Fribble Should Marriage Be a Goal?

By KBowers@fool.com (Kelly Bowers)
October 4, 2000

As many of you know, The Fool got itself a CEO this spring. Something he said in one of his many "get-to-know-you" sessions made me think of marriage (bet you didn't expect that, did you, Pat?). He was talking about goals versus things that just happen along the way.

In the past two years, I've gone to more weddings than I can, literally, remember. It seems everyone I know is jumping on the marriage bandwagon. Even me! Sweet Baboo and I got married earlier this year, four and half years into our relationship.

Many of our friends' marriages are between people who dated for a year or less before deciding to get married. That always makes me a bit uneasy; however, I can't say that I had grave doubts about any of the relationships. Indeed, these tend to be people on the upside of 30 who've made what appear to be good matches with great partners.

It makes me reflect, though, on how many people see a wedding as a goal, rather than something that happens along the way while maintaining a great relationship. Heaven knows, I did when I was younger. That was why I dated, and anything that didn't deliver marriage I viewed as somehow being a mistake. I defined "success" in dating as "getting married." Getting married would mean I'd finally been a "winner" at the dating game.

What did that get me? Too many miserable dating experiences. That's why, in my early 30s, I dropped out of dating. No more time or energy spent on attracting someone's eye, no more personal ads, no more wondering where all the "good" men were, no more joining organizations just to meet people (which always meant men since I already had tons of great girlfriends).

I devoted all that energy that had gone to dating to my friends, my family, and myself. That may the smartest decision I've ever made (even more than coming to work at The Fool!). Somehow, along the way, I developed a new perspective on relationships and marriage. When I met Sweet Baboo and decided I might just be willing to date again, I found that my goal wasn't marriage. My goal was an enduring healthy relationship. Marriage might happen along the way, but it would only be one of the many events that would occur over the course of our relationship.

That new perspective really took the pressure off the relationship. It meant I could focus on, and enjoy, what was going on right now, rather than always wondering if I was going to "win" and get married. It meant I could be more daring in the relationship because I wasn't worried about ruining my "chances" on moving this relationship to marriage. It meant that when I decided that I was ready to add marriage to our relationship, I could approach it more calmly.
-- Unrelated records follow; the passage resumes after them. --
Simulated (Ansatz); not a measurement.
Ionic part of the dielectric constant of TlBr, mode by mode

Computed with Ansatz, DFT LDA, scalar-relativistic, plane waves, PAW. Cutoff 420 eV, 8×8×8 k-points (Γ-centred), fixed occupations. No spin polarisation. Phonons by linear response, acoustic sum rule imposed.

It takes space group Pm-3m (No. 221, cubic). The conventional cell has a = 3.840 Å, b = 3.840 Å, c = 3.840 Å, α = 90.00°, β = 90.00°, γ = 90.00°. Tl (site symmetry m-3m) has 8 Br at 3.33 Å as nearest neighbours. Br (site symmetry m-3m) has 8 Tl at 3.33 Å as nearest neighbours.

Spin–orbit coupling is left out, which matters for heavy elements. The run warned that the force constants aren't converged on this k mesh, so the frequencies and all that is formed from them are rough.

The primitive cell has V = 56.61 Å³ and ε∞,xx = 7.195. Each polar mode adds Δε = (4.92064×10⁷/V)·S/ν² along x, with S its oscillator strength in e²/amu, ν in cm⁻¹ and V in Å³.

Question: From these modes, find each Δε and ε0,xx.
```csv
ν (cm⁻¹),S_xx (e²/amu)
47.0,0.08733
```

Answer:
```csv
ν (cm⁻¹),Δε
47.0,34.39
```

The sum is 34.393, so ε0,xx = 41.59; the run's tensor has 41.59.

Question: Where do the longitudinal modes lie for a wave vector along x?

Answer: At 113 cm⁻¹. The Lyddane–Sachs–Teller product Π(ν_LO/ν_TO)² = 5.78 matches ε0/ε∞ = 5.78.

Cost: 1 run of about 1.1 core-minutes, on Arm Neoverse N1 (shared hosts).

What does this have to do with investing? Hmmmm. Let me think about that for a minute. OK, here it is! It's easy to see things like IPOs or a certain stock price as the "goal" to which a company should be working. But it's not. A company should be working toward being a solid one, with good products, productive employees, and genuine contributions to the world. IPOs and stock prices are just something that happen along the way.

I have a date engraved in my wedding ring. It's not the date of our wedding. It's the date of our first smooch, because that's the date this lifelong adventure called "a relationship" really started. It's the date I truly celebrate.